2. Change the type of one of the vertices in $\textbf{T}_{\text{old}}$ randomly to create $\textbf{T}_{\text{new}}$.
3. Compute $f(\textbf{T}_{\text{new}})$. We accept the change in Step 2 (and set $\textbf{T}_{\text{old}}$ to be equal to $\textbf{T}_{\text{new}}$) if:
    * The value $f(\textbf{T}_{\text{new}})$ is larger than $f(\textbf{T}_{\text{old}})$, or
    * If $f(\textbf{T}_{\text{new}})$ is smaller than $f(\textbf{T}_{\text{old}})$, then accept the change only with probability $f(\textbf{T}_{\text{new}}) / f(\textbf{T}_{\text{old}})$.
4. After a large enough number of accepted changes, the value of $f(\textbf{T}_{\text{new}})$ should have converged to the value "important" partitions take. Now, we can start to sample partitions, and compute the likelihoods of them.
5. Repteat Steps 2 and 3 above until a fixed number of partition changes have been accepted.
6. Compute the likelihood of the partition you have obtained after Step 5 for all edges and store it.
7. Reteat Steps 5 and 6 until you have enough samples of the likelihood function. Sum over all obtained partition to find the reliability of each edge.

Another problem you might have faced in Exercise 7, is that the value $C$ was hard to guess and that the likelihood function was numerically unstable. There are some practicalities to keep in mind with regards to these issues:
* Working with $f(\textbf{T}_{\text{new}})$ directly is numerically unstable if you have many possible vertex-types. You might want to consider using only $\log(f(\textbf{T}_{\text{new}}))$.
* You need to choose the normalization constant $C$ in the likelihood function cleverly. It might be smart to save the "converged" value of $f(\textbf{T}_{\text{old}})$ and use that is your value of $C$, since you expect all subsequent evaluations of $f$ to be close to this value.

**Exercise 8.** Implement the above idea to do link prediction with the likelihood based stochastic block model method on ``link_prediction_ML2.gz``. How does it perform? To help you get started, below you will find a function that executes Step 1 through 4. Check this function thoroughly, so you understand what it does; there might still be tiny mistakes in it.

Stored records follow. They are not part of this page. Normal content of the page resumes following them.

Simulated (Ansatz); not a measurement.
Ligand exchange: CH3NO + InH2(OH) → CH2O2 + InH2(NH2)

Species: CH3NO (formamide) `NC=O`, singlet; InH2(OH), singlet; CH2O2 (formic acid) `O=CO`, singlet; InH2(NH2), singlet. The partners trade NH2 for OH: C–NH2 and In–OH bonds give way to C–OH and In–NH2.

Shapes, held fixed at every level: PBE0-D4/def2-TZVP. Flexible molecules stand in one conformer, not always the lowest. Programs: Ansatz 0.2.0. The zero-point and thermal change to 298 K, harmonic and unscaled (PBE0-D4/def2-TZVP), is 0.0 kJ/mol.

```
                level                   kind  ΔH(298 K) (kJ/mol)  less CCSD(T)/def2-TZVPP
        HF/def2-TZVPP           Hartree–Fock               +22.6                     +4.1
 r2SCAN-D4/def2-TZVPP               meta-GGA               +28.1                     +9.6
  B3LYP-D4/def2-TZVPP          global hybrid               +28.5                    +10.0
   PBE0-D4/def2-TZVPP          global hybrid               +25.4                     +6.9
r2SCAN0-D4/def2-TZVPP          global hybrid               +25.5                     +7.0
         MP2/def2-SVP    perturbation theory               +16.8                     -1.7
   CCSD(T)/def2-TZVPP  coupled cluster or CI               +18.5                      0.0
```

*Hint: You may fix the number of vertex-types, but you may also keep it unknown. The idea of the algorithm works in both settings, but the implementation is slightly simpler if you know the number of vertex-types.*

In [7]:
import networkx as nx
import numpy as np
import math



def initialConfigF(Adj, noTypes = 100, trainSteps = 1000):
    """
    Performs initial convergence of f(P) in the Metropolis algorithm.

    Parameters
    ----------
    Adj : Symmetric np.array() with {0, 1} entries;
        Adjacency matrix of the input graph.
    noTypes : int, optional;
        The number of communities we assume. The default is 100.
    trainSteps : int, optional;
        The number of iterative steps taken to converge f(P). The default is 1000.

    Returns
    -------
    Fval : float;
        The final (converged) value of log(f(P)). The logarithm is given to
        keep the algorithm numerically stable.
    oldP : np.array() with int entries;
        The partition P that produced f(P).

    """
    # Initial training for f
    Fval = - 10**10
    oldP = np.random.choice(noTypes,Adj.shape[0]) # Choose a random partition
    
    for step in range(trainSteps):
        print(step)
        fail = True
        
        # Keep trying new partition until you've found one that is accepted
        while fail:
            # Create new P
            index = np.random.randint(Adj.shape[0])
            newP = oldP.copy()
            newP[index] = np.random.choice(np.delete(np.arange(noTypes), oldP[index]))
    
            #Compute the logarithm of f(P) [for numerical stability]
            n = np.histogram(newP, bins = np.arange(noTypes + 1))[0]
            normconst = 0
            for k, val1 in enumerate(n):
                for l, val2 in enumerate(n[k:]):
                    l = k + l # Shift the index l to the correct value
                    rDummy = val1 * val2
                    c = Adj[newP == k, :]
                    d = c[:, newP == l]
                    ellDummy = np.sum(d)
                    if k == l:
                        rDummy = (val1 - 1)* val1 / 2
                        ellDummy = ellDummy / 2
                    if rDummy <= 50 or ellDummy == 0:
                        normconst += -np.log(rDummy + 1) - np.log(math.comb(int(rDummy), int(ellDummy)))
                    else:#Approximation of logarithm of binomial coefficient
                        normconst += -np.log(rDummy + 1) - (rDummy * np.log(rDummy) - ellDummy * np.log(ellDummy) - (rDummy - ellDummy) * np.log(rDummy - ellDummy))
            
            # Test whether we accept the change, and if accepted: update
            if np.random.binomial(1, min([1., np.exp(normconst - Fval)])) == 1:
                Fval = normconst
                oldP = newP.copy()
                fail = False
    return Fval, oldP

## Validation

In certain exercises you were asked to assess the performance of a link prediction algorithm. You have probably found out that this is not an easy task. In general, validation for link prediction is a difficult talk, since we do not know that the actual network looks like. Usually this lack of a ground truth is mediated by using **cross-validation** methods. The idea is to remove extra edges from a network, and using the link prediction method to assess how well these extra edges are retrieved. By doing this multiple times, and averaging over the results you can obtain a score that tells you how well the link prediction method performs on a given problem.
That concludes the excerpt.